Is experience inequality, in every situation, always bad? There have been many discussions over the experience mechanics in PE and this question seems to be underlying all debates. Should all choices in a situation give the same or very similar experience? Many people seem to assume yes.
I've seen this reason: once people learn the 'most beneficial' way they will always do that. With onreadig this assumes that in every instance diplomacy or combat will offer greater rewards. This is not necessarily true. Potentially, sometimes combat could reward greater than diplomacy and the reverse. What about concurrent play throughs, some might ask? I don't think a game like PE should be designed from the point of restricting power gaming. Are people who want to role play the second run through aos a diplomat going to pick the combat solution because it "gave more rewards" last time? And if a person wants to play a sociopath who will do whatever it takes to get the best rewards, cool!

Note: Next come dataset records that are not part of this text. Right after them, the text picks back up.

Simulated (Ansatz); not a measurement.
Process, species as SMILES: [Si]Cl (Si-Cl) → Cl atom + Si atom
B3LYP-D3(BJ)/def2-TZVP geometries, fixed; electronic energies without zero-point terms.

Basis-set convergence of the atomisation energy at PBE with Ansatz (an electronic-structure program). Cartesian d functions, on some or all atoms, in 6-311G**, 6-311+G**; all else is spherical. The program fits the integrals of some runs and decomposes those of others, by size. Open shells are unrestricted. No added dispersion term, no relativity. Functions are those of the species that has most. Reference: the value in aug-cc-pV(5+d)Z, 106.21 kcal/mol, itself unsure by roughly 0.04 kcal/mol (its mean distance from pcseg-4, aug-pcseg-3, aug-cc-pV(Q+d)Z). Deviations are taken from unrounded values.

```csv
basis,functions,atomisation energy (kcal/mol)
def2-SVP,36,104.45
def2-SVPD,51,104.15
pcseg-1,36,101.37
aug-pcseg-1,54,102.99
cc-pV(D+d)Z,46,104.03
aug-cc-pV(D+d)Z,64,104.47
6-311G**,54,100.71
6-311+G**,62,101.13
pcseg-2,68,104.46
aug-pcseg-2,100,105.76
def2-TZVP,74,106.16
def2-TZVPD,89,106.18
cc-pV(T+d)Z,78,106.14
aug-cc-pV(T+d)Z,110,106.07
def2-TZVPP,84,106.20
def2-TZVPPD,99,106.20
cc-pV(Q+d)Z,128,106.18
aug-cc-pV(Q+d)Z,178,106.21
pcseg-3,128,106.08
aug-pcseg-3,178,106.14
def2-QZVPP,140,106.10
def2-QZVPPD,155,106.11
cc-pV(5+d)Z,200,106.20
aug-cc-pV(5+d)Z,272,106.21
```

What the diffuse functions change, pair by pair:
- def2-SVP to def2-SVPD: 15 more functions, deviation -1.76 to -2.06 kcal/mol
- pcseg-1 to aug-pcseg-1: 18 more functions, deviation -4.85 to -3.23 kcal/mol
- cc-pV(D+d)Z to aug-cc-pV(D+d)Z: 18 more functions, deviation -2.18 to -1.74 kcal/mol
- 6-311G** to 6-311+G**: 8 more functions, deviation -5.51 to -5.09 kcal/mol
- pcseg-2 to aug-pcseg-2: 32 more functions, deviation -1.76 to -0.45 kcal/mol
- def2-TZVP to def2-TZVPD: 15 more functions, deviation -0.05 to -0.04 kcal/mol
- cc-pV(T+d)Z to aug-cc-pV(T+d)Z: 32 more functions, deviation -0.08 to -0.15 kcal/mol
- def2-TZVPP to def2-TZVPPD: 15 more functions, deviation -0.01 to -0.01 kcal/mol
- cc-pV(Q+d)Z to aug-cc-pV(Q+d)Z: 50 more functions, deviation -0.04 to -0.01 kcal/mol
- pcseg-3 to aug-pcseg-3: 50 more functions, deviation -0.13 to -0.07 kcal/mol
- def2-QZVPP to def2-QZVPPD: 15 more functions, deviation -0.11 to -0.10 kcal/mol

Ultimately to me it doesn't seem logical to say every possible solution to a problem gives the same amount of exp and I don't think it should; so long as throughout the entirety of the game we have enough rewarding options for each 'style' at various points. Sometimes a cunning diplomat -is- going to get more than an uncharasmatic, yet incredibly skilled, thief. Implementing a way for every style to get every reward leads to linear and restricted design.
Feel free to disagree with my reasoning and discuss.